07. Boredoms - Vision Creation Newsun
One could argue that Boredoms embody the notion of postrock more than almost any other band simply because of the nature of their journey from spastic punks to blissed-out percussion and chant warriors. For twenty years nothing has been off-limits to Eye and his rotating gang of cohorts, and the results of this rampant open-mindedness and thirst for progression and change have often been spectacular. The diversionary experiments of the Super Roots series arguably peaked with Super Roots 7, 30 minutes of extraordinarily deep and grooving spacerock, but that triumph was really only the bedrock for this awesome, swooningly rhythmic and immersive manifesto that exists in the ecstatic netherworld between Loveless and the Royal Drummers of Burundi. Vision Creation Newsun is dance music, psychedelic music, rock music, experimental music, and a whole host of other musics all at the same time.

06. Mouse On Mars - Autoditacker
If you head to allmusic and look up Mouse On Mars you’ll see the egregious term ‘post-techno’ being thrown around. If we’re splitting hairs, MoM began as quasi-ambient techno with serious dub leanings; a defiantly non-rock lineage. Nevertheless, Autoditacker saw a few people inexplicably start to bandy the term postrock around in relation to the German duo, and indeed the album fits my own remit on a couple of fronts. Firstly, techno itself is something which comes “after rock,” but that observance in itself is rather trite and banal. Much more importantly, Autoditacker succeeds in blurring the lines between techno, rock, dub, ambient, and a whole host of other things besides by feeding “real” instruments, krautrock rhythm templates, and a distinct tone of sonic and spiritual irreverence into the “post-techno” soup, making it almost unclassifiable in terms of genre.
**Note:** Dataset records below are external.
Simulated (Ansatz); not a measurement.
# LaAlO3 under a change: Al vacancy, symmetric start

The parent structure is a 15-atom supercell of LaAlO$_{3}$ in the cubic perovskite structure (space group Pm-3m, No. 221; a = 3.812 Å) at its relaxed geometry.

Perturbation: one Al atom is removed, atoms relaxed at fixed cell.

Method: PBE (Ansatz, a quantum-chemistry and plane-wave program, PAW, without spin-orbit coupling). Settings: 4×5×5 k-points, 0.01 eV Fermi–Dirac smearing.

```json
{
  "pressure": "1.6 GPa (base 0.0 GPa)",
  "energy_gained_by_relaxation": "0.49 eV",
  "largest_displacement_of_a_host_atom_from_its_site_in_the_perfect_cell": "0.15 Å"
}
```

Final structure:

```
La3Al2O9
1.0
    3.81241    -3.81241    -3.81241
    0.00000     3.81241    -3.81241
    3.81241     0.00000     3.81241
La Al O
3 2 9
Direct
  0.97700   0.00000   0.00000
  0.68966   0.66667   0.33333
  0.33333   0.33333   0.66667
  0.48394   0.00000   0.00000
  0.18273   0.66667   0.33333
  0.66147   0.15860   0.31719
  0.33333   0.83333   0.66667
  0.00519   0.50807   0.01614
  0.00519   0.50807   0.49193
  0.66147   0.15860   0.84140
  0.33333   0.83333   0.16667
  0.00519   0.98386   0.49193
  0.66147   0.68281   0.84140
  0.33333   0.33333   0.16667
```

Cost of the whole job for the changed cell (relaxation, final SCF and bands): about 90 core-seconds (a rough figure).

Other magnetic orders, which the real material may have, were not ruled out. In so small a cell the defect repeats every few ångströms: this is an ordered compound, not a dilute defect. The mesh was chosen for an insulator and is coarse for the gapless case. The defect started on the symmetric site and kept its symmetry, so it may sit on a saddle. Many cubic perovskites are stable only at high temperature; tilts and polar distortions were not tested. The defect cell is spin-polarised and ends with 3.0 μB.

05. Long Fin Killie - Houdini
Scottish postrock didn’t begin with Young Team; Houdini, released in June 1995, preceded it by over two years. Fronted by the ludicrously gifted Luke Sutherland (who would later add violin to Mogwai’s records), Long Fin Killie’s strung-out debut album may prominently feature vocals, song-structures and hooks, but the lavish instrumentation, obliquely complex lyrical content, and overall atmosphere of furious experimentation and progression places this squarely in a realm far away from the Britpop that dominated the mid-90s UK guitar landscape. Plus Sutherland’s keening vocals add something otherwise almost entirely missing from what we now know as postrock; genuine (homo)sexiness. Long Fin Killie’s following two albums refined and compacted the formula, songs getting shorter, tighter and faster, but it’s the elongated workouts of Houdini that I most often return to. Sutherland’s post-LFK work as Bows, where he mines the area between dreampop and triphop, is equally wonderful.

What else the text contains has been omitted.